Up@dawn 2.0 (blogger)

Delight Springs

Wednesday, October 14, 2020

Midterm Isaiah Bryanton #12

 Do you think philosophy can help people learn to respect truth, facts, reality, and one another, and to reject falsehood, superstition, selfishness, polarization, partisanship, and mutual hostility based on differences of race, religion, ethnicity, nationality, belief, etc.? If so, how? If not, why not?

During a break session Kurt Anderson, Nigel Warburton, Julian Baggini, and I sat down over some refreshments and discussed our views on philosophy and how it really just shaped us as people. 

Isaiah: Mr. Warburton do you think that with how society has progressed that we can reject our falsehoods, acts of selfishness, and mutual hostility?

Warburton: Yes, but only to an extent the basic human is born good but envy and greed were the result of living together in cities. When humans were living alone, they were strong and above all free. It wasn’t until civilization that it seemed to corrupt human beings.

“Left to our own devices, living in a forest, we wouldn’t cause many problems. But takes us out of this state of nature and puts us in cities and things start to go wrong. We become obsessed with trying to dominate other people, and with getting other people’s attention. This competitive approach to life has terrible psychological effects and the invention of money just makes it all far worse.” (LH106)

Isaiah: So do you feel like teaching philosophy would help society?
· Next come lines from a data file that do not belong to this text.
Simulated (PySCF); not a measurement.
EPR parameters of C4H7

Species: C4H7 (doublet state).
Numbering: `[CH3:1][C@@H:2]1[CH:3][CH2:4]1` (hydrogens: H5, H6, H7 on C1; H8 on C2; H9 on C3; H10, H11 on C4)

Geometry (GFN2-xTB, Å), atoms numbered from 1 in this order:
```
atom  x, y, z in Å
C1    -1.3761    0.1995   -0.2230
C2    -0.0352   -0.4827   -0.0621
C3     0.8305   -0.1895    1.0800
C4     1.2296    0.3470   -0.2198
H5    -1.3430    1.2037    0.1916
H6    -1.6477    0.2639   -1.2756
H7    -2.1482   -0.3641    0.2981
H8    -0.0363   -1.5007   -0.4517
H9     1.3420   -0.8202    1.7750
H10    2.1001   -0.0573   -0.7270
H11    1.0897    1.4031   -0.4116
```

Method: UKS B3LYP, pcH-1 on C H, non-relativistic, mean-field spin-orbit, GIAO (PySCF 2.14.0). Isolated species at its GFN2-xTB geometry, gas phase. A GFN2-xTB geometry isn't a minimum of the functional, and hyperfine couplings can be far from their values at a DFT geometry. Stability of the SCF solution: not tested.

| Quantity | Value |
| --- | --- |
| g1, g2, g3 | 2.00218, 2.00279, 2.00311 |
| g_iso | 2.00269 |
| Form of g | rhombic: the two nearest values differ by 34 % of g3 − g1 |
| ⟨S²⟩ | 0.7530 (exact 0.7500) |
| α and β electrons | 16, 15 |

Warburton: Yes and that is the extent because philosophy thrives on debate. “This is people taking positions against each other and arguing, using logic and evidence.” (LH225)

Isaiah: Well in that case Mr. Baggini do you feel that we can use philosophy to respect each other’s differences to further evolve?

  Baggini: Well we can and we have if you look back on the past. “One of the greatest unexplained wonders of human history is that written philosophy first flowered entirely separately in different parts of the globe at more or less the same time.”(HWT116) “With assumptions about the nature of self, ethics, sources of knowledge, the goals of life, are deeply embedded in our cultures and frame our thinking without our being aware of them.”(HWT116) The result of the world will solely be based on mankind’s ability to understand how other think.

Isaiah: Have you in any way learned from people with different views than you?

Baggini: Yes, actually when I attended a Philosophical conference in India in which “there was a strong current of animosity towards western culture and philosophy, directed at both its manifest failings and its condescending sense of superiority to Indian culture, something I fear my sceptical comments might suggest I am guilty of,” (HWT31). It was also interesting to learn from Sarvepalli Radhakrishnan when he said “The worlds of reason and religion do not turn in different orbits,” and “Indian thought is firm in its conviction that religious propositions should be grounded in reason.”(HWT738)  I learned that the way we think is different but it still deserves the same amount of respect. 

Isaiah: Okay that’s actually really cool I never knew that India really was that strict with their faith and way of life. Well Mr. Anderson you’ve been awfully quiet how do you feel about everything?  

Anderson: Honestly I feel as though it’s at the heart of our community. Like I said in my book “Individual freedom of thought in early America was specifically about the freedom to believe whatever supernaturalism you wished. Four centuries later that has been a freedom, revived and unfettered and run amok, driving America’s transformation.”(FL747) But Isaiah since you're so    nosey on our theories answer William James's vital question for us all: “What is this world going to be? What is life eventually to make of itself?”

Isaiah: Definitely I can see that. I think if we don’t see change eventually we are just going to get worse. Everyone wants a purpose and the greed that comes with that makes some people lose focus of their morals leading to people fake caring ending in a cycle of social disparities. If we can’t come together and unify we will be our own destruction. 






1 comment:

  1. "Everyone wants a purpose and the greed that comes with that"... I'm missing the connection here, between wanting a purpose and being greedy.

    "If we can’t come together and unify we will be our own destruction" - For sure.

    Interesting conversation, but Kurt Andersen would definitely not be "awfully quiet".